At the AAA meetings, I participated in the mentoring workshop organized by the National Association of Student Anthropologists (NASA). It was a good opportunity to see what younger scholars were doing and answer some of their questions about jobs, careers, graduate school, etc.
A graduate student who was in the process of finishing her dissertation asked me whether it was better to take a 1 or 2 year post-doctoral research position or to accept a position at a (how can we delicately phrase it...) teaching college with a heavy course load.
Not all faculty positions are better than post-docs. In fact, I would suggest only tenure-track positions at liberal arts and research universities -- or a tenure-track position in a location amenable to you and your family -- is better than a post-doc.

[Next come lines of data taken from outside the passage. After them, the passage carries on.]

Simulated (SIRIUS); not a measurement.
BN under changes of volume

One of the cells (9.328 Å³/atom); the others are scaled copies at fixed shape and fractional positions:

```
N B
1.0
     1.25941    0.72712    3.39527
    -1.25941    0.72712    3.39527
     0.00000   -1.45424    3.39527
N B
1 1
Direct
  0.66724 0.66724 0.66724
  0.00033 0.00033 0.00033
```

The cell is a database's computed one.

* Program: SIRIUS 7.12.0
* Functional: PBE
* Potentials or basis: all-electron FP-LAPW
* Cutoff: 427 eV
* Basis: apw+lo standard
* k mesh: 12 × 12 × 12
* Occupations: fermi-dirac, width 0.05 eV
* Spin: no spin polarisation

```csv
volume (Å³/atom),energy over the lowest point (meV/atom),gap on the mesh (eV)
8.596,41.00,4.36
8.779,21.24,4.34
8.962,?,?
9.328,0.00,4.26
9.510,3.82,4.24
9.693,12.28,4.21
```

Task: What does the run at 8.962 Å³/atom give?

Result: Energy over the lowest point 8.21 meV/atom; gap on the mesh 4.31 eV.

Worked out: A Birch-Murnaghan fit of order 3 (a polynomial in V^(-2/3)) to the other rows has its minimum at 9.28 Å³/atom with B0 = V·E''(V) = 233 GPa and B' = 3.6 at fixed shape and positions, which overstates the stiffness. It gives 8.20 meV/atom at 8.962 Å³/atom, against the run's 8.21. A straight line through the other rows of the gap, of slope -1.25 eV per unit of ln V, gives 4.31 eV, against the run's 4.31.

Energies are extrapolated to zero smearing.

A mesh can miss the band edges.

The problem of taking a position at a teaching college (i.e., with a teaching load of more than 5 courses a year) is that the teaching load is so onerous that your research agenda will stop, and it will be difficult to change jobs later on. Some of my friends are teaching 3 or 4 courses a quarter (3:3:3 or 4:4:3) which is 9-11 courses a year! Compare this to the teaching load at liberal arts colleges (2:2 or 2:3) and you can see why you'll quickly fall behind your colleagues who have time to work on research and publications. A post-doc allows you to wait a year or two for a good position to open up as well as give you time to build up your resume with publications. Regardless of what anyone says, I am convinced it is publications more than anything else that opens up doors in the job market.
Note, it is easy to get stuck into a quagmire of adjunct hell -- teaching one class at one college and another at another and a third at a third college. One of my cohort did this for a while, getting paid about $2000 a class for three classes at three colleges. Taking into account office hours, prep time, and time shuttling back and forth, he was making less per hour than he would if he worked at Burger King.
The corollary is visiting-professor hell, where you end up taking one-year position after one-year position, moving each year. This is very hard on families as well as your psyche. More importantly, it's hard to work on your book or other publications while you're looking for a job all the time.
Note: this is my opinion based on my own experience. As with all opinions, it has a bias. You are best getting different opinions from different sources (especially from your dissertation advisor) and deciding yourself which path to take.